RALEIGH, N.C. (AP) — Duke Energy and Progress Energy said Monday they’ll need only about two weeks to address concerns from federal regulators that their merger will too heavily concentrate the electric power market in the Carolinas.
The two North Carolina-based utilities said they won’t need the 60 days the Federal Energy Regulatory Commission gave the companies to come up with solutions to the threat of diminished competition in North Carolina and South Carolina. Federal regulators said remedies could include selling off power plants, building new transmission lines, or giving up control of their transmission system to a regional operator.
Opponents of the combination would have 30 days to respond to whatever Duke Energy and Progress Energy propose. Once interested parties had the opportunity for comments, regulators would decide whether the steps proposed by Charlotte-based Duke and Raleigh-based Progress were sufficient, the FERC order issued late Friday said.
The companies said Monday they were still working toward closing the merger by year’s end, a target that is less than three months away.
“I have to assume that in their heart of hearts they had to presume there were some things they would have to do” to satisfy regulators, said Phil Adams, a bond analyst at the corporate bond research firm Gimme Credit. “But it’s pretty late in the game.”
Federal regulators said they tentatively approved Duke Energy’s buyout of Progress Energy, but said changes were required under the threat that the combination “will increase already excessive levels of market concentration” in the Carolinas, the FERC order said.

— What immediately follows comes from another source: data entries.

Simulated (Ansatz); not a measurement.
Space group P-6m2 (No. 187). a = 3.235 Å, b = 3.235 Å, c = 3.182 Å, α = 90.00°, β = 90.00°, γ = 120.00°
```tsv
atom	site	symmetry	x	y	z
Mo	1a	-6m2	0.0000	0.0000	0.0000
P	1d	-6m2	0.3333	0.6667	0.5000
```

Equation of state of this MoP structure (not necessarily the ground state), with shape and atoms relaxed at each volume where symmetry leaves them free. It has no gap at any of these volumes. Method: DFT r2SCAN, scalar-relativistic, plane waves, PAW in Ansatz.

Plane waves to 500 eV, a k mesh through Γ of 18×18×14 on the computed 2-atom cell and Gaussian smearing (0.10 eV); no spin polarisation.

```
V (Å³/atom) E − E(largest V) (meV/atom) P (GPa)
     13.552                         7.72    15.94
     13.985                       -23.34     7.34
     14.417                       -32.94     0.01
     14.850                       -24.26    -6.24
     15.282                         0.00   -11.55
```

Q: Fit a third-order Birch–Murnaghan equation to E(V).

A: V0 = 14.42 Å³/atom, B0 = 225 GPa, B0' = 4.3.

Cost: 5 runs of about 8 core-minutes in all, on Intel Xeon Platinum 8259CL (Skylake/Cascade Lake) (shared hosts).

A combined company would have 7.1 million power consumers in the Carolinas, Florida, Kentucky, Indiana and Ohio. It would become the country’s largest utility company by number of customers, retail revenue and generating capacity, according to Edison Electric Institute, the country’s main electric utility trade group.
FERC’s order is the first major hurdle to a deal that had appeared to be on track to close on the timetable the two utilities wanted.
Shareholders of both companies in August approved the buyout valued at $13.7 billion when it was announced in January.
The deal also requires approval from state regulators and other federal regulatory agencies. State regulators could impose conditions on the companies in exchange for approval, which could change the expected financial advantages and push the companies to reconsider the deal.
The North Carolina Utilities Commission held hearings on the buyout nearly two weeks ago, but the agency’s consumer advocate unit agreed to allow the merger as long as the companies passed on to customers $650 million of their projected savings. The commission could require other conditions before allowing the deal.
The state commission could hold new hearings, but its decision on the merger will wait until after the companies satisfy FERC to allow a look at the new details of the proposed deal, chairman Edward Finley Jr. said Monday.
“We’ll have to see what if anything the companies do in response to that, what efforts they make to comply with the requirements that FERC imposes,” Finley said. “There’s a different context.”
South Carolina’s Public Service Commission has scheduled hearings for Oct. 26. Kentucky regulators approved the deal with conditions, including that merger costs can’t be passed on to Kentucky customers. No merger-specific approvals are required by regulators in Indiana, Ohio or Florida, the companies said.